G is for Gratitude

"Maybe we had to come back to realize we don't have to come back."It was a comment an old friend of mine made at a party during our undergraduate homecoming weekend. I thought and later told her if I were married I would not be here. She agreed. Then I thought to myself, "why does having a husband become the thing that gives me permission?" I could not come to any reasonable explanation, and unsettled with the thought that I was succumbing to "if thens". I decided to leave. Why was I leaving, everyone wanted to know. The only answer I had was, "because it's time." And the answer would be true on levels far beyond the superficial.

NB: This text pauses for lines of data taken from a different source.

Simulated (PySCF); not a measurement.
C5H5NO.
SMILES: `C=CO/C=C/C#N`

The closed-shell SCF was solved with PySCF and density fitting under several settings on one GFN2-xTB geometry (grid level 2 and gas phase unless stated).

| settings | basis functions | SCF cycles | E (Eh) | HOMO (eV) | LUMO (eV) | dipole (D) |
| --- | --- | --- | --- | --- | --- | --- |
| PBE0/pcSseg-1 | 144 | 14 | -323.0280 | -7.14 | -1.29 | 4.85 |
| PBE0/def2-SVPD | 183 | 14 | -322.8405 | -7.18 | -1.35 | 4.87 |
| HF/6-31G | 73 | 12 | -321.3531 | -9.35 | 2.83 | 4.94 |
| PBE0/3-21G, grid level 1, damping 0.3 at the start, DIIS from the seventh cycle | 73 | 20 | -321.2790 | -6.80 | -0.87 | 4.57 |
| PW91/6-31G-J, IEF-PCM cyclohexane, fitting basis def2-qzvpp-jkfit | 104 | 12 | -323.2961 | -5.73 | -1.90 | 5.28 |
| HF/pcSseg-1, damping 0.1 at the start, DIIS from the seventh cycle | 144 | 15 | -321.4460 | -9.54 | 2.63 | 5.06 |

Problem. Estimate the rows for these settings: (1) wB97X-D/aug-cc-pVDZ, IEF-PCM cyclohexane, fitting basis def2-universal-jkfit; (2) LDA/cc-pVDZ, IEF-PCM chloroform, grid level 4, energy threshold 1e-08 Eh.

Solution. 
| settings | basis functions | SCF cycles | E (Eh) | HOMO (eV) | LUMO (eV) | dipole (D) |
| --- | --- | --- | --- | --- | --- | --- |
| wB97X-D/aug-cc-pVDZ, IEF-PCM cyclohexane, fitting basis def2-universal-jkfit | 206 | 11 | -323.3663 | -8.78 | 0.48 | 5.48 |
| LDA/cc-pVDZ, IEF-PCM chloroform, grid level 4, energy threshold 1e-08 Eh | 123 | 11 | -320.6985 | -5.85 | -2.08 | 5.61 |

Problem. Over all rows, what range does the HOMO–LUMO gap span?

Perhaps the greatest gift I've given myself is the gift of discernment. The ability to hear the difference in what seems right and what is right. Learning what the voice of God sounds like has been my green light. I move to that voice, and when it is silent I wait to hear it. It is a hearing that resounds through the entire body reverberating off the bones and calling the muscles into action. It is a sound that only gets louder the longer you wait to react to it. That voice can become deafening if ignored, and it is why I've found to hear it early--far beneath the noise and pulse of the world.

Each and every morning, I wait. In my moments of still I run down the list in my head. "Thank you for my family. For that red light yesterday that made me late for work but arrive just in time to get a parking space. For the man who broke my heart and gave me the opportunity to learn my own strength." It goes on like this sometimes for an hour. This morning it sounded like "thank you God for giving me the courage to leave when it was time for me to go." Yes, it was only a party I was leaving. However, I've long since had an issue with leaving. I hold on. I grasp tight. I run through scenarios which amplify the necessity of my presence and I ignore my intuition in favor of comfort. But now I could peacefully go--I know what happens at the end of a night like that. I know the stories the stops for food, the laughter, the aching feet and legs. And while fine, it simply was not where my joy lay anymore. So the smallness, the tiny bit of gumption it took to leave that party means something. It means I'm learning not to hold so hard to the things that it's time to let go of.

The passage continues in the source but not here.